In this sensitive and beautifully crafted novel, Myshkin Rozario delves into his childhood memories to solve past mysteries that have haunted him. “As a child abandoned without explanation, I had felt nothing but rage, misery, confusion... As an old man trying to understand my past... I am trying to view my mother somewhat impersonally, as a rebel who might be admired by some, as an artist with a vocation so intense she chose it over family and home.” His mother’s story gains added depth and poignancy against the backdrop of India’s freedom struggle and the menacing clouds of World War II.
Life in a hill town under British rule was pleasant enough until Myshkin became known overnight as “the boy whose mother had run off with an Englishman.” The opening lines draw the reader and indicate a vital trigger for the mother’s unusual action. The man she ran away with was, in fact, a German, and not an Englishman as the locals considered all white-skinned foreigners. “This unconcern for accuracy annoyed my scholarly father even in circumstance as dire as losing his wife to another man.” The well-intentioned N C Rozario “believed feelings had to be kept on a tight leash... as if he were the sole repository of sanity and reason in a set of people deranged by illogical passions.”

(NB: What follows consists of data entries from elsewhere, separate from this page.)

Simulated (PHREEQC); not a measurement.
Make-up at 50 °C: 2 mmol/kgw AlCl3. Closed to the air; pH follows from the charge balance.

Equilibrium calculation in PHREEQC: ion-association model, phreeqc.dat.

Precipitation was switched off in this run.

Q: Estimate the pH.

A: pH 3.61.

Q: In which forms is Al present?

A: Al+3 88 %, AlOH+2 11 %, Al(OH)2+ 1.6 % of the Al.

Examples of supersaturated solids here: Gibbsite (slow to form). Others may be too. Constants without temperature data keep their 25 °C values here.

Myshkin’s mother Gayatri fell back upon memories of that one joyous adventure of her life whenever the constraints of domestic life defeated her. She would often tell her child about that magical boat ride with her father on a lake in Bali, when she met German artist and musician Walter Spies. Walter took Gayatri and other friends to concerts, dance performances and painting schools, explaining their nuances and roots in Indian mythology. “Gayatri was wonderstruck that the myths and legends she had grown up with should exist in this altered form so far away. It was precisely this that her father wanted to show her when he took her travelling around the East Indies.”
Like Gayatri, her father Agni Sen had “stood at an odd angle to things around him.” At the turn of the 20th century, he was most unusual in recognising “a spark inside his daughter that could light up whole cities if tended.” He arranged the best possible education and even did the unthinkable by taking his teenaged daughter on that memorable trip to Bali. Gayatri cherished forever her interactions with Rabindranath Tagore on that voyage.
Gayatri’s world crashed after her father’s death. Her family married her off to the staid and much older N C Rozario, who felt that “every thinking man needs solitude and freedom if he is to realise his full potential.” Yet, ironically, he could not understand his young wife’s urge to sing or paint freely. “Everything was permitted as long as it remained trivial.” While being in the employ of the British, he supported India’s freedom movement and urged his wife to “Open your eyes to something new... Our country is in turmoil, our people are fighting for freedom and you think only of yourself.”
“What good will the great nation’s freedom do for me?” Gayatri retorted. “Will it make me free? Will I be able to choose how to live?” There are no heroes or villains; only fallible human beings with saving graces. As we read and understand them, we begin to feel for them.
N C Rozario with his well-meaning contradictions; Walter Spies the passionate artist, who urges Gayatri to follow her dreams, and not towards illicit love, as everyone suspects; the genial doctor grandfather, who tries his best to mother Myshkin and his son’s successive young and tormented wives; they all come alive and earn our sympathetic understanding.
Myshkin takes a lifetime to traverse the chasm dividing him from his mother. As he reads her letters written long ago to her friend, he is “overcome with anger and resentment at one moment and then in the next an impersonal tenderness, even understanding,... for the woman who was my mother. She was a mere 26 at that time, and was condemned for life to the loneliness of being out of step with everyone around her. Where something so trifling as reading detective novels rather than my father’s improving tracts was treated as rebellion, she fell in love with the writer of those thrillers... I wished I had known her better.”
Vibrant descriptions blend in with the unveiling of inner landscapes. The small hill town of Muntazir seems like “a settlement from the Middle Ages that progress had pulled by its ears into the present day, where buildings poked their way out between orchards of lychee, mango and custard apple, interruptions in a landscape with more trees than houses. When spring came, our town went scarlet with the explosion of huge fleshy flowers on the bare branches of silk cotton trees and in winter the fields turned into sheets of gold as the mustard bloomed... I notice these colours when I turn the pages of my mother’s old drawing books now. I can see how the landscape had imprinted itself on her mind.”
Gentle in tone and thought-provoking, this is a satisfying read.